Want to Ruin ‘Home Alone’ Rewatches Forever? Try the Christmas Exploitation Flick ‘Better Watch Out’


On Friday nights, IndieWire After Dark takes a feature-length beat to honor fringe cinema in the streaming age.

For December 2024, we’re celebrating the end of the year with a stocking full of Strange Holiday TV Specials and Seasonal Midnight Movies.

First, read the BAIT: a weird and wonderful pick from any time in film. Then, try the BITE: a breakdown of the movie’s ending, impact, and any other spoilers you’d want.

The week between Christmas and New Year can be notoriously sleepy, and when it comes to holiday horror, evil Santa imposters are a dime a dozen. So why not spice up your seasonal viewing with stockings of a different stripe, and slip on the wildly unsettling “Better Watch Out“? Directed by Chris Peckover, this home invasion flick from 2016 sees the masked killer skip the chimney and enter through the front door for a night that the 17-year-old Ashley (Olivia DeJonge) and 12-year-old Luke (Levi Miller) won’t forget.

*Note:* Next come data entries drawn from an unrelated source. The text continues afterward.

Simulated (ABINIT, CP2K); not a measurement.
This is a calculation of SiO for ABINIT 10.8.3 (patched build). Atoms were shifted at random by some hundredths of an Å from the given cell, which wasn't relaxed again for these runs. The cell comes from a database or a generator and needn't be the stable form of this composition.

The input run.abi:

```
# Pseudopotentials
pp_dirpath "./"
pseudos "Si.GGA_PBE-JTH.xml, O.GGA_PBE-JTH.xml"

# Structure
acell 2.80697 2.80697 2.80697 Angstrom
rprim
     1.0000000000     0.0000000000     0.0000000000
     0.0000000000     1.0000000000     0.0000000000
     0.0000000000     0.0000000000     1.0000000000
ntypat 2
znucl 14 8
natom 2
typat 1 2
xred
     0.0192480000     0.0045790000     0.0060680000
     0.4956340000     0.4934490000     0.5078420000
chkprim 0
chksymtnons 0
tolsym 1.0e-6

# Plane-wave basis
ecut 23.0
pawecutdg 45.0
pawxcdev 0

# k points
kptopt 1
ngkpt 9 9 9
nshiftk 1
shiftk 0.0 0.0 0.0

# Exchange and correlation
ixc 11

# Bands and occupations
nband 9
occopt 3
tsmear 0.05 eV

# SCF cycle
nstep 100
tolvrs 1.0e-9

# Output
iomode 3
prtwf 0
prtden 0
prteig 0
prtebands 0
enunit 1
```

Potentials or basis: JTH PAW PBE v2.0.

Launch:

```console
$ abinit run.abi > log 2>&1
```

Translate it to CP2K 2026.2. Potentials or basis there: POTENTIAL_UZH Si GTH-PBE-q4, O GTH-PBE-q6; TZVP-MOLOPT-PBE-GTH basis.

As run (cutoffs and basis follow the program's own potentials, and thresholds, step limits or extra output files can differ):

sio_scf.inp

With snow on the ground and snacks in the fridge, the babysitter and her client begin their evening by staring down the terror of an unrequited crush. Luke’s awkward attempt to woo Ashley before she moves away for college — sitting too close to her on the couch, stealing from the liquor cabinet, and asking questions about her boyfriend (Aleks Mikic) — kicks off a film so viscerally uncomfortable it could make even ski pants look breezy.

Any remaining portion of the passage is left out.